So someone among the Red Sox coaching staff looked at his Apple watch during a series with the Yankees back in July and through some byzantine method of relaying information, the hitters found out what pitches they were going to get.

In simpler terms, the Red Sox were stealing signs.

Oh. The horror. Oh. The humanity.

Once upon a time, sports might have been the last bastion for people whose basic attitude about life was “deal with it.” There was some degree of shame that went with excuse-making.

You still see remnants of that today. It’s almost a knee-jerk reaction when someone mentions to a coach that his team might have had to deal with a lot of injuries.

“Injuries are part of the game,” is the usual replay. “It’s the  next man up.”

As George Gershwin once wrote, “it ain’t necessarily so,” especially if the injured party is the best player on your team, and his replacement is a notch, or five or six, below.

And watch a coach the next time an official makes a mockery out of a game by butchering a call at the worst possible time.

What do you hear?

“I’m not going to talk about the officiating.”

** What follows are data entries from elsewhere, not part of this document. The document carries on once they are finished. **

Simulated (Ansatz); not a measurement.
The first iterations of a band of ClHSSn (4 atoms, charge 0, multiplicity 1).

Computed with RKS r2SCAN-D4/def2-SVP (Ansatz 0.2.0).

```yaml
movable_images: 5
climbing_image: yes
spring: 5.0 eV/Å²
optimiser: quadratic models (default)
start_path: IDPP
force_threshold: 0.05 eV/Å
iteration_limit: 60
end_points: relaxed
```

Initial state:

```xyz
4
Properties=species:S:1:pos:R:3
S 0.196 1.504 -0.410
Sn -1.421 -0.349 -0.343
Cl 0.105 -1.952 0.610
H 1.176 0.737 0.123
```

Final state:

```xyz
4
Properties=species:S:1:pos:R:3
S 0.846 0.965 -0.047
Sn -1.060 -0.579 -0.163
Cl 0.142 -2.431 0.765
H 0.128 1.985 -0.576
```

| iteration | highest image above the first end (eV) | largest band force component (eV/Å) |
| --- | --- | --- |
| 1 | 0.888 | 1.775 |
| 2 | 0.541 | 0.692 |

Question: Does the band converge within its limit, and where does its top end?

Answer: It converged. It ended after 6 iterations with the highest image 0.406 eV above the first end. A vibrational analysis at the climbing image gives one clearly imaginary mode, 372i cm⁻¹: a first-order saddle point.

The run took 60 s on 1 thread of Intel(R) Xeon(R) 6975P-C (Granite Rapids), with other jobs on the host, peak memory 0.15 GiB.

Slowly but surely, though, that ethic is disappearing, even in the rough, tough world of sports. Now, the art of the excuse is seeping into this heretofore insulated world of stoic silence.

I get a kick out of sports fans. They are so naive. Perhaps it was all the Frank Merriwell books they read when they were kids. Perhaps it was the concerted effort of sportswriters of the day to bleach out all the misdeeds of some of the bigger miscreants of their eras. Babe Ruth was basically a glutton and a womanizer. But he told little boys he’d hit home runs for them, so we didn’t talk about the other stuff.

Whenever some issue comes up that proves that athletes are just as greedy and unethical as the rest of us, you can hear the gasps from here to kingdom come.

The best example of this is Pete Rose, who will probably never get into the Hall of Fame now that his extracurricular activities as a player reportedly involved deeds that made his gambling seem like a donation to the Albert Schweitzer fund. Yet people still debate whether such an obvious miscreant should be in the Hall of Fame.

So it’s no wonder people hear things about the Red Sox using 21st century technology to steal signs and blow every gasket in their bodies. These days, we’re conditioned to think that way. We still want these people to be Steve Garvey, the former Los Angeles Dodger who once said that he lived his life as if children were following him around. But if that were the case, the little children would have been in for one giant surprise, as apparently Steve got around when the lights went out.

This latest Red Sox episode is the biggest non-story of the year. The New York Giants went down that road back in 1951, when they used a telescope to steal signs from catchers when they roared back from 13½ games behind to overtake the Brooklyn Dodgers and win the pennant. And this included Bobby Thomson’s famous “shot heard ’round the world.”

Man, once the genie’s out of the bottle it’s useless to try to stuff it back in.

I say the Yankees, who went crying to the commissioner on this issue, are just mad they didn’t think of it first. If the Red Sox are to be believed, they’re still stuck on 20th century methods of cheating involving TV cameras. You’d think the Yankees would get with the times, wouldn’t you?

Boston sportswriters, who are very good at self-flagellation, are moaning and groaning about how this latest episode does nothing for the Red Sox’ likability. But last time I checked, few people liked Ty Cobb and even fewer liked George Steinbrenner. One’s in the Hall of Fame and the other presided over the last true dynastic in baseball. I don’t think either one of them cared whether they were liked.

About the only thing on which I find fault with this is the assertion that John Farrell didn’t know what was going on. That’s just absurd. Either he’s the dumbest guy in America or he’s flat-out lying. How in the world could he not know?

Beyond that, people just need to grow up. It’s professional sports. The money involved is just beyond comprehension, and the stakes are too high to leave much of anything to chance.

Deal with it, and stop being so naive. It’s not going to go away anytime soon.